Exhortation to His Disciples and The Crowds Not To Be Like the Scribes and Pharisees, But to Be Doers and Not Hearers Only, and Rather to Be Humble and Lowly, Treating Each Other As Being As Good If Not Better Than Themselves (23:1-12).

The chapter begins with an exhortation to His disciples, and to the crowds gathered round Him in the Temple courtyard. He wants them to be clear that in indicting the Scribes and Pharisees as He is about to do He is not condemning the Law for which they claimed to stand. Rather He wants His disciples and the crowds to respect and fulfil that Law more faithfully than the Scribes and Pharisees have (compare Matthew 5:17). And He especially warns His disciples against succumbing to the dangers revealed in what the Scribes on the whole had become, men who were inward looking and filled with a sense of superiority, of arrogance and of their own importance. Thus He wants to warn the disciples on their part against the danger of feeling superior to, and lording it over, others. When they shortly sit in Jerusalem on their ‘thrones of David' ministering to the new Israel (Matthew 19:28), they are to do it as equal to equal, brother to brother, and servant to servant, and not as a ‘great one' might do to inferiors, or as a father might do to sons, or as a master might do to servants. He had seen what it had done to the Scribes whom as a little boy He had admired so much, and He recognised how necessary it was to warn His disciples against it

Analysis.

a Then spoke Jesus to the crowds and to his disciples, saying, “The scribes and the Pharisees sit on Moses seat” (Matthew 23:1).

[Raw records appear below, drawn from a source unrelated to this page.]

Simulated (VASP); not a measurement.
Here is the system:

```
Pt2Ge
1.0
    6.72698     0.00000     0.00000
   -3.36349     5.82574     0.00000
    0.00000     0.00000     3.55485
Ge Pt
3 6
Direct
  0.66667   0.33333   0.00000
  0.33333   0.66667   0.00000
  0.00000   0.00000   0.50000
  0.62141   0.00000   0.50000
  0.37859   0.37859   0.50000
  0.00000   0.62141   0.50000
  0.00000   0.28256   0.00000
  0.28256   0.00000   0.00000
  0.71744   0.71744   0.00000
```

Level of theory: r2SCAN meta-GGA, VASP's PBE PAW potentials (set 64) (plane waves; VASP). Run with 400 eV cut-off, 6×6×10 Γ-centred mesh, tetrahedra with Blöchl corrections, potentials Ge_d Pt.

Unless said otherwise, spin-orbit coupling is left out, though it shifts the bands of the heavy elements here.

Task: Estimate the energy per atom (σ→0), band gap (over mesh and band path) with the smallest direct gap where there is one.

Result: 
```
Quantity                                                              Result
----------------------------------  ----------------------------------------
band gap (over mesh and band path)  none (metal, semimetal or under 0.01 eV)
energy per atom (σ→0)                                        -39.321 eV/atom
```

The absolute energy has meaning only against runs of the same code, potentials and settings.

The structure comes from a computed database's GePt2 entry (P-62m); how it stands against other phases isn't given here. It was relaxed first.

b “All things therefore whatever they bid you, these do and observe, but do not you after their works, for they say, and do not” (Matthew 23:3).

c “Yes, they bind heavy burdens and grievous to be borne, and lay them on men's shoulders, but they themselves will not move them with their finger” (Matthew 23:4).

d “But all their works they do to be seen of men (Matthew 23:5 a).

e “For they make broad their phylacteries, and enlarge the borders of their garments, and love the chief place at feasts, and the chief seats in the synagogues, and the salutations in the marketplaces, and to be called of men, Rabbi” (Matthew 23:5).

e “But as for you, do not you be called Rabbi, for one is your teacher, and all you are brothers” (Matthew 23:8).

d “And call no man your father on the earth, for one is your Father, even he who is in heaven” (Matthew 23:9).

c “Neither be you called masters, for one is your master, even the Christ” (Matthew 23:10).

b “But he who is greatest among you shall be your servant” (Matthew 23:11).

a “And whoever shall exalt himself shall be humbled, and whoever shall humble himself shall be exalted” (Matthew 23:12).

Note that in ‘a' the Scribes and Pharisees proudly sit on Moses' seat, but in the parallel the disciples are rather to humble themselves. In ‘b' His disciples and the crowds are to do what the Scribes teach, but not what they do, and in the parallel they themselves are to be as servants when they teach and do. In ‘c' the Scribes and Pharisees lay heavy burdens on people (as masters do to their slaves) and do not seek to alleviate them, while in the parallel His disciples are not to see themselves as masters, but to recognise that only Christ is their Master. In ‘d' The Scribes and Pharisees desire to be seen of men, and in the parallel the disciples are to look to their Father in Heaven so as to be seen of Him. Centrally in ‘e' and its parallel His disciples are not to glorify themselves or to desire to be called ‘Rabbi', seeing themselves as great Teachers. They are rather to remember to walk in all humility.